The latest outages at Amazon and RIM have been attributed to capacity and storage upgrades respectively. In both these cases the real root cause of the problem is not capacity or the upgrade. Why did the capacity problem occur? Why did the upgrade have an adverse effect?
There are two major categories of problems, those above the water line and those below the water line. As is the case with an iceberg, the visible problems above the water line are small in number but major in scale while those below the water line are larger in number but smaller is scale.
The problems at Amazon and RIM are above the water line due to their visible impact, but generic studies show that for each problem occuring above the water line there are 600 ones that have happened below the water line.
This is a big number but a simple strategy exists to deal with it. It is derived from the No Broken Windows theory. If you deal with these small problems and prevent them from occuring, it will follow that the time period before a major visible problem presents itself will be longer.

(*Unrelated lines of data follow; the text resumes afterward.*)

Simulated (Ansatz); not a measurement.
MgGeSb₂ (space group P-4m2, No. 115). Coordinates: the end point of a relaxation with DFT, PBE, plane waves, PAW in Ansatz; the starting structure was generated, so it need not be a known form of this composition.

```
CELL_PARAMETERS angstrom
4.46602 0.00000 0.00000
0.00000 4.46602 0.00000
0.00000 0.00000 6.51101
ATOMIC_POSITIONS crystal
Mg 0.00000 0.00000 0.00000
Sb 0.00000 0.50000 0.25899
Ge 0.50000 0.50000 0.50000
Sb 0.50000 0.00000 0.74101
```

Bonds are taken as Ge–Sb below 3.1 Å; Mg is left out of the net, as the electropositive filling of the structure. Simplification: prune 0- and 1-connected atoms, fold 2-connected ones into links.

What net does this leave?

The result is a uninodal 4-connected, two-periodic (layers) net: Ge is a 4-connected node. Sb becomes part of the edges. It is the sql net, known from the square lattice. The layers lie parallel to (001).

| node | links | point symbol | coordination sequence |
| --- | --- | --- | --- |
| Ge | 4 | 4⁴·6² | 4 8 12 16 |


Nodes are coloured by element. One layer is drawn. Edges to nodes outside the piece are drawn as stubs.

600 seems a really big number but then the Pareto principle kicks in. If we were to determine a root cause for each problem, then 80% of the problems can be addressed with only 20% of the root causes. Let us assume, you identify 20 root causes. Then your target to achieve better stability is addressing a target of only 4 root causes. Now, I think that makes the whole process more manageable!
In dealing with network problems, the same root causes have happened so often that I devised a checklist. I know that this list is by no means perfect, so I would be interested to know what are the most common network probelms? Searching in Google, lead me to an interesting article published by Network World in 2003, "Ten common management mistakes".
The biggest problem that I still encounter is the NIC settings mismatch. On large networks this problem can exist on 20% to 30% the network nodes, and with a concerted effort can be brought under control. Taken ino context, the impact is much larger than expected because many of the systems are distributed and require the collaboration of multiple nodes and severs to function correctly. Even a small systems has a minimum reliance of 10 network nodes and if 2 or 3 of them are not functioning correctly it influences the whole system. Left unchecked and unmanagement the NIC problem could influence and undermine ALL your systems.
Besides the NIC problem what are the other most common network problems that you encounter?